Last Modified: 12 Dec 2010 06:48 GMT
The issue of the freezing of settlements has sparked many protests by both the Palestinians and the Israelis [EPA]

Israel's ambassador to the US has said that settlement building has never been an obstacle to making peace, just days after Washington ended attempts to push the Israelis into extending a moratorium on building the West Bank.

"Settlements have never been an obstacle to making peace - not with the Egyptians, not with the Jordanians, not with even negotiating with the Palestinians for about 17 years," Michael Oren said on Saturday.

"We don't see why they should be an obstacle now. We understand they are an issue, and we are, again, committed to resolving them within the context of those core issues: borders, territory and security."

The Palestinians have set the halt of all building in the occupied West Bank as a condition for the resumption of direct peace talks with Israel.

The US-brokered negotiations have been stalled since shortly after their launch.

Moratorium failure

The White House conceded on Tuesday that it had been unable to get the Israelis to accept an extension to a 10-month moratorium on new building that expired in September. 

PJ Crowley, the US state department spokesman, said there "may well be a change in tactics," suggesting a return to indirect negotiations, as the US still believes that there must "be some kind of direct negotiation" to make progress on the core issues.

Oren said on Saturday that Israel was looking forward to addressing those ''core issues''. 

"First of all we're we are very committed to moving forward, we want to move forward to achieving a framework peace agreement, within the shortest possible time, on all the core issues," he said.

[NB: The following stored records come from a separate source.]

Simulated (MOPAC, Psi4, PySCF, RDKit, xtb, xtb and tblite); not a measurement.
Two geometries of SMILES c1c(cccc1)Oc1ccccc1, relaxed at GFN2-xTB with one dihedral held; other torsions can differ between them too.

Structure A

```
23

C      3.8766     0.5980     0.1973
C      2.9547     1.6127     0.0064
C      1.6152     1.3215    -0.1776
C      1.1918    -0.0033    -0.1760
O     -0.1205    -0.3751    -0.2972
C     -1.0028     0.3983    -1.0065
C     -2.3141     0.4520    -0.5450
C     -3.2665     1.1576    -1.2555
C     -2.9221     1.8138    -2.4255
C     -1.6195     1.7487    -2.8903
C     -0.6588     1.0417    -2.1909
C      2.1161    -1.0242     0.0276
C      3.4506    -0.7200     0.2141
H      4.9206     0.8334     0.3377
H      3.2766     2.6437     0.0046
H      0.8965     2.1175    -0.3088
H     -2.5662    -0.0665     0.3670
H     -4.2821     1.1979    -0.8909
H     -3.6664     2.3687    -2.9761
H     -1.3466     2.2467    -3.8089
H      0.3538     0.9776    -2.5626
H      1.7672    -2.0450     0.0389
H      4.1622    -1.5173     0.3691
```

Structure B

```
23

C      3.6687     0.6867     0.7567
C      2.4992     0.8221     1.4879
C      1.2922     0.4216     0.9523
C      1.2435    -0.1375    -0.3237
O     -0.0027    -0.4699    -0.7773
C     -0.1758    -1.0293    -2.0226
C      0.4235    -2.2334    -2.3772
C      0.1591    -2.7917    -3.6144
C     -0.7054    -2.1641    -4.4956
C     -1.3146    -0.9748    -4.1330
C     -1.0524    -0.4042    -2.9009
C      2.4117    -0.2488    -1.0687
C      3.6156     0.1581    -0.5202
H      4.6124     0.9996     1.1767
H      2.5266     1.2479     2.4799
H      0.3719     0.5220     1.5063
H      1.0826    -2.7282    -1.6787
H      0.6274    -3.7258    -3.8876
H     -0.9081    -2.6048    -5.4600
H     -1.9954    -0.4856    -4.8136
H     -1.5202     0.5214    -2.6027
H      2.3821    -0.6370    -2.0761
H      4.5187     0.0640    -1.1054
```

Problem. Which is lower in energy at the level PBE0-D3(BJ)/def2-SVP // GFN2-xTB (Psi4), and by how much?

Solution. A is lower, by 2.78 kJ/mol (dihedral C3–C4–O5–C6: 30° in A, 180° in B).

"Not just territory, the refugees, the questions of security are very paramount for us so we are committed to moving forward, hopefully through direct talks with the Palestinians."

The so-called core issues are understood by both Israeli and Palestinian leaders to include borders and security, settlements, water, refugees, and Jerusalem itself, which Israel says is its capital but which the Palestinians also hope will serve as the capital of any future independent state.

In 1979, the UN Security Council passed Resolution 446, calling on Israel to halt settlement construction and stating that the settlements "have no legal validity and constitute a serious obstruction to achieving a comprehensive, just and lasting peace in the Middle East".

Israel unilaterally withdrew from the Gaza Strip in 2005, but no action has been taken to halt settlement construction in the West Bank.

US efforts

The ambassador's remarks came after Hillary Clinton, the US secretary of state, said that Washington would urge Palestinian and Israeli leaders to work on such issues.

Clinton made it clear on Friday that the two sides must take responsibility for reaching a framework peace deal.

"The United States and the international community cannot impose a solution. The parties themselves have to want it," she said.

However, she said that the US would work on narrowing the gaps and also offer proposals to move talks along "when appropriate" .

Clinton's speech followed an intense week of diplomacy in Washington, during which she met with the chief Israeli and Palestinian peace negotiators as well as Tzipi Livni, former Israeli foreign minister, Salam Fayyad, Palestinian prime minister and Ehud Barak, Israeli defence minister.